Why is there such a big disparity in focus areas between grassroots groups and NGOs/think-tanks?
I’m thinking primarily in the two cause areas I’m most involved in: animal welfare and climate change. Animal Welfare NGOs focus a lot on corporate cage-free reforms (the EA ones anyway) whilst most grassroots groups are talking about ending factory farming, fur or individual vegan outreach. For climate, it’s even worse: Think-tanks recommend clean energy R&D and innovation whilst most grassroots groups often reject nuclear and other tech-focused solutions for nature-based solutions. Why are these differences so big (in these cases), how bad is it to not have a unified movement and what can be done about it?
Would like to write a bigger post about this at some point but initial thoughts to remedy this:
We incubate EA-aligned social movements/grassroots groups (currently writing a big post on this)
A ‘middle-man’ organisation to bring these different groups into the same room to try collaborate on shared campaigns? Probably very hard work.
Strategy workshops for grassroots groups and NGOs—more tractable and could lead to obvious shared goals. I can definitely seeing this helping grassroots groups who often don’t think strategically (I feel justified in saying this after being involved for 4 years of grassroots work).
Disclaimer: There are some strategic grassroots groups out there and lots of variety in campaign demands across the two movements so this is definitely not representative of all groups.
I’m not very familiar with the grassroots, so maybe I’m way off.
I think some of the big effective animal adocacy groups started as grass roots, and then because they were judged to be cost-effective, they were recommended by ACE or funded by Open Phil until they became big and weren’t really grassroots anymore.

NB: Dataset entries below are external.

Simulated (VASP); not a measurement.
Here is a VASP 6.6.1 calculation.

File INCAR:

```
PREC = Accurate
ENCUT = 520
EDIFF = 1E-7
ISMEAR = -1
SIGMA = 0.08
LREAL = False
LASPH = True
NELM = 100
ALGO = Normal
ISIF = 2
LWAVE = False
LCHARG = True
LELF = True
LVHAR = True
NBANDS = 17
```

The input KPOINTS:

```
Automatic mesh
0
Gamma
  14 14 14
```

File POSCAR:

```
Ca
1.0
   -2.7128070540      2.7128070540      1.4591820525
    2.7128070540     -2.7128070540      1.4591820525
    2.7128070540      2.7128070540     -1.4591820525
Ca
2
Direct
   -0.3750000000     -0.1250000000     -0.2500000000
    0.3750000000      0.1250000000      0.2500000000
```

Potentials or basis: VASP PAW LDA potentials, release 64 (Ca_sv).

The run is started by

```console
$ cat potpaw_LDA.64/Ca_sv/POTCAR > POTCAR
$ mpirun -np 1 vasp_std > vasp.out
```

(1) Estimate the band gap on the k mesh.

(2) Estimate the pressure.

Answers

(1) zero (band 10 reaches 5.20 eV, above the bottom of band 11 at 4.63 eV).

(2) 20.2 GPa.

Maybe it’s primarily because big funders don’t value a lot of grassroots work (rightly or wrongly), and if they did, those orgs would professionalize and scale up.
Or, some grassroots work is necessarily too low-scale (even if cost-effective) and it’s not worth the effort to try to estimate its value. So, projects with greater scale will disproportionately be more well-funded.
Or, maybe grassroots work, even on the same things in different regions, is more variable in cost-effectiveness because of less structure and different organizers in each region, or funders expect it to be. A fur campaign succeeding in one city might not tell you much about whether a fur campaign in another city will succeed if they share none of the same organizers.
Why is there such a big disparity in focus areas between grassroots groups and NGOs/think-tanks?
I’m thinking primarily in the two cause areas I’m most involved in: animal welfare and climate change. Animal Welfare NGOs focus a lot on corporate cage-free reforms (the EA ones anyway) whilst most grassroots groups are talking about ending factory farming, fur or individual vegan outreach. For climate, it’s even worse: Think-tanks recommend clean energy R&D and innovation whilst most grassroots groups often reject nuclear and other tech-focused solutions for nature-based solutions. Why are these differences so big (in these cases), how bad is it to not have a unified movement and what can be done about it?
Would like to write a bigger post about this at some point but initial thoughts to remedy this:
We incubate EA-aligned social movements/grassroots groups (currently writing a big post on this)
A ‘middle-man’ organisation to bring these different groups into the same room to try collaborate on shared campaigns? Probably very hard work.
Strategy workshops for grassroots groups and NGOs—more tractable and could lead to obvious shared goals. I can definitely seeing this helping grassroots groups who often don’t think strategically (I feel justified in saying this after being involved for 4 years of grassroots work).
Disclaimer: There are some strategic grassroots groups out there and lots of variety in campaign demands across the two movements so this is definitely not representative of all groups.
I’m not very familiar with the grassroots, so maybe I’m way off.
I think some of the big effective animal adocacy groups started as grass roots, and then because they were judged to be cost-effective, they were recommended by ACE or funded by Open Phil until they became big and weren’t really grassroots anymore.
Maybe it’s primarily because big funders don’t value a lot of grassroots work (rightly or wrongly), and if they did, those orgs would professionalize and scale up.
Or, some grassroots work is necessarily too low-scale (even if cost-effective) and it’s not worth the effort to try to estimate its value. So, projects with greater scale will disproportionately be more well-funded.
Or, maybe grassroots work, even on the same things in different regions, is more variable in cost-effectiveness because of less structure and different organizers in each region, or funders expect it to be. A fur campaign succeeding in one city might not tell you much about whether a fur campaign in another city will succeed if they share none of the same organizers.
The Humane League started as a grassroots group, has a large network of campus activists so still does grassroots work, and they support smaller groups with the Open Wing Alliance. I think they have done training for other groups, too. Maybe they’re pretty unique this way, though?